2 min read

As a follow up to an article I read in the Lakes Region Suburban Weekly last month, Kiwanis Club of Standish raised a bit over $1,000 at its boat races on May 14, but at what cost?

As a friend of Kiwanis and a resident of Watchic Lake, I am concerned that the Kiwanis Club has lost a good deal by not heeding the adverse environmental and noise concerns, which were brought to its attention by officers of the Watchic Lake Association.

The Lake Association may not have 100 percent membership of surrounding landowners, but it does have 100 percent of the health and welfare of the lake itself as its mission, its very reason for existence.

A Kiwanis member, now an officer, recently stated that “the Lake Association never did anything for Kiwanis”, so why consider its position at all. The fact, as more long-term and dedicated Club members know, is that the Lake Association and its members, through our Watershed Survey and Project just a few years ago, spent hundreds of man-hours and more than a few thousand dollars from grant monies to reclaim and restore Kiwanis Beach. Retaining walls, major plantings, landscaping, new foot traffic areas, all directed at correcting soil erosion and pollution problems, were contributed not only to Kiwanis, but to benefit all the people who have come to enjoy those facilities over the years. These efforts were made solely to enhance and preserve the quality of the Lake, not only for ourselves, but for all the community and those who will come after us, in the spirit of Stewardship.

Of course the Club is free to raise funds for its programs in any manner that is permissible. Does that mean Members should make such a choice, knowing how adversely it affects their friends and neighbors, and possibly the lake?

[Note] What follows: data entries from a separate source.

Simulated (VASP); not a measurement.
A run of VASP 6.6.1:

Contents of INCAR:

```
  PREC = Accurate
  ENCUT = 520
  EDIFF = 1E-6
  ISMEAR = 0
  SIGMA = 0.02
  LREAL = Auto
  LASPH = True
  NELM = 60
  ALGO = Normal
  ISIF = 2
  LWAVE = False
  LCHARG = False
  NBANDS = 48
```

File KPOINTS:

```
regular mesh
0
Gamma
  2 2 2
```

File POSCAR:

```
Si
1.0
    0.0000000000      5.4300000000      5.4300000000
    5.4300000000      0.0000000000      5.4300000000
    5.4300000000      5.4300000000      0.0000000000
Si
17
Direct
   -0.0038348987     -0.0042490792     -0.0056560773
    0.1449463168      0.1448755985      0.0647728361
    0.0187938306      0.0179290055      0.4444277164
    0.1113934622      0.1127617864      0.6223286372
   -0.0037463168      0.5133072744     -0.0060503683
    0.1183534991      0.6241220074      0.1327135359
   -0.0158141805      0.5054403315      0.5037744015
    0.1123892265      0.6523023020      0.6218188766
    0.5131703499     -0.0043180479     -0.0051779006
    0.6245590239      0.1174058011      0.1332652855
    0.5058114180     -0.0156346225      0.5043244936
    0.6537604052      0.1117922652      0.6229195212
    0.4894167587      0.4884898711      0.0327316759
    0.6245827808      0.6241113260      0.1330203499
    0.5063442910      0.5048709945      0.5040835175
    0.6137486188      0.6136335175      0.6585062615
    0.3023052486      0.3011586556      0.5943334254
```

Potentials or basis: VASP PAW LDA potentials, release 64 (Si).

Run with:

Kiwanis has a long and noble history of encouraging and supporting the constructive and community-bettering achievements of young people of our community. And, of course, it takes money to achieve many of the Club’s goals. Surely there is a better way to raise those funds than by importing a noisy, intrusive, potentially harmful activity by a group with no connection whatever to this community, whose sole purpose is to amuse its own members.

I urge Kiwanis to take a closer look at the way this event has affected its relationship with its friends and neighbors, and to decide whether that cost is truly offset by the amount raised by this event.